题目内容
Imagine that you’re looking at your company-issued smartphone and you notice an e-mail from Linkedln: “These companies are looking for candidates like you!” You aren’t necessarily searching for a job, but you’re always open to opportunities, so out of curiosity, you click on the link. A few minutes later your boss appears at your desk. “We’ve noticed that you’re spending more time on Linkedln lately, so I wanted to talk with you about your career and whether you’re happy here,” she says. Uh-oh.
It’s an awkward scene. Attrition (损耗) has always been expensive for companies, but in many industries the cost of losing good workers is rising, owing to tight labor markets. Thus companies are making greater efforts to predict which workers are at high risk of leaving so that managers can try to stop them. Methods range from electronic monitor to well-designed analyses of employees’ social media lives.
Some of this work may be a reason to let employees to quit. In general, people leave their jobs because they don’t like their boss, don’t see opportunities for promotion or growth, or are offered a higher pay; these reasons have held steady for years.

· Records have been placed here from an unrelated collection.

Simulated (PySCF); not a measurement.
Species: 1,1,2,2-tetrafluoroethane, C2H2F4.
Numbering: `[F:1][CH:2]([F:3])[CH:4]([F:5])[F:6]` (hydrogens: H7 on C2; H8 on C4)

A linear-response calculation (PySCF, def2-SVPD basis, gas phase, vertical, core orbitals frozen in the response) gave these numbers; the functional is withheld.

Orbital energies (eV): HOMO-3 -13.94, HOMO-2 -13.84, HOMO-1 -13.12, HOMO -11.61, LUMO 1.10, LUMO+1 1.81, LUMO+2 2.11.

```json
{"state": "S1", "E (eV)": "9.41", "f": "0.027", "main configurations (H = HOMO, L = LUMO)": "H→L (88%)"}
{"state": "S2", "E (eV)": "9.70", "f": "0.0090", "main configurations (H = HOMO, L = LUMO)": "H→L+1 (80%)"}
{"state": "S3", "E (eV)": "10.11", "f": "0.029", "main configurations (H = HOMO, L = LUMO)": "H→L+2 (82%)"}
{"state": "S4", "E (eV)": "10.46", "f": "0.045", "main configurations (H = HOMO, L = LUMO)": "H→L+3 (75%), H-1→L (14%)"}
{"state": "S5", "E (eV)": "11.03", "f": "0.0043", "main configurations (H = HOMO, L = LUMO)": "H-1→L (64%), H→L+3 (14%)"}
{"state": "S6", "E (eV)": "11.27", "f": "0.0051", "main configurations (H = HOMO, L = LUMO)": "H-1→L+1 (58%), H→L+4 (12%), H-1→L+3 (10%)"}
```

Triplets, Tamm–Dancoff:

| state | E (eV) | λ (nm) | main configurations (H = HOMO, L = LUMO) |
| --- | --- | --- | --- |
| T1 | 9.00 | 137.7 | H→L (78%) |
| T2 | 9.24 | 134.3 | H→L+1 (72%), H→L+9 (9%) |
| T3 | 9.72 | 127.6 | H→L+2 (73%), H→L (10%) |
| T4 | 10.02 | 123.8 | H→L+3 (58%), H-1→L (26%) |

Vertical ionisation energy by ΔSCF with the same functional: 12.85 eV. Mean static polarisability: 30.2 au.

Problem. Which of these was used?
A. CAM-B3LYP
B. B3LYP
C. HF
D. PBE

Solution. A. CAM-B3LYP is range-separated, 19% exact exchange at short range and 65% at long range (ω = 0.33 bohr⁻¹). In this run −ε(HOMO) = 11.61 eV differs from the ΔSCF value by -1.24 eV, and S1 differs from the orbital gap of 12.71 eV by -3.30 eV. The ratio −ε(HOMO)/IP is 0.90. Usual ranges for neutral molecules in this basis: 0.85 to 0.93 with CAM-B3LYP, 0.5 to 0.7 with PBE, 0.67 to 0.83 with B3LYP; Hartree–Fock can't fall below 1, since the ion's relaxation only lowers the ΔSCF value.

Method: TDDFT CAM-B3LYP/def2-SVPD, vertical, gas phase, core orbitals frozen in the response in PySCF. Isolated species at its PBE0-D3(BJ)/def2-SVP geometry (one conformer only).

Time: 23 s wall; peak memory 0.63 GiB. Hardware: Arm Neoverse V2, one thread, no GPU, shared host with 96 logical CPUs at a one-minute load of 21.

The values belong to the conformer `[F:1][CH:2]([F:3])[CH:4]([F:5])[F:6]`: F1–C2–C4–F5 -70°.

New research conducted by CEB, a Washington-based technology company, looks not just at why workers quit but also at when. “We’ve learned that what really affects people is their sense of how they’re doing compared with other people in their peer group, or with where they thought they would be at a certain point in life, says Brian Kropp, who heads CEB’s HR practice. “We’ve learned to focus on moments that allow people to make these comparisons.”
Technology also provides clues about which star employees might be eyeing the exit. Companies can tell whether employees using work computers or phones are spending time on (or even just opening e-mails from) career websites, and research shows that more firms are paying attention to these things. Large companies have also begun searching for badge swipes (浏览痕迹)---- employees’ use of an ID to enter and exit the building or the parking garage---to identify patterns that suggest a worker may be interviewing for a job.
1.What can we infer about Linkedln in the text?
A. an e-mail B. a job from the Internet
C. a world-famous company D. a professional social network
2.According to the passage, how can companies prevent workers from quitting?
A. Companies can analyze workers’ social media lives.
B. Companies need to find out workers likely to quit.
C. Companies must try to reduce the cost of losing good workers.
D. Companies should be stricter with workers.
3.According to the research by CEB, which of the following might be the most probable reason for workers to quit their jobs?
A. Workers are always doing comparisons.
B. Not seeing opportunities for promotion.
C. To find a higher-paid job.
D. They don’t like their bosses.
4.What is the author’s purpose in writing the text?
A. To show a new trend in the job market.
B. To stress the role of new technologies.
C. To make a review on a phenomenon.
D. To tell us the leader’s concerns.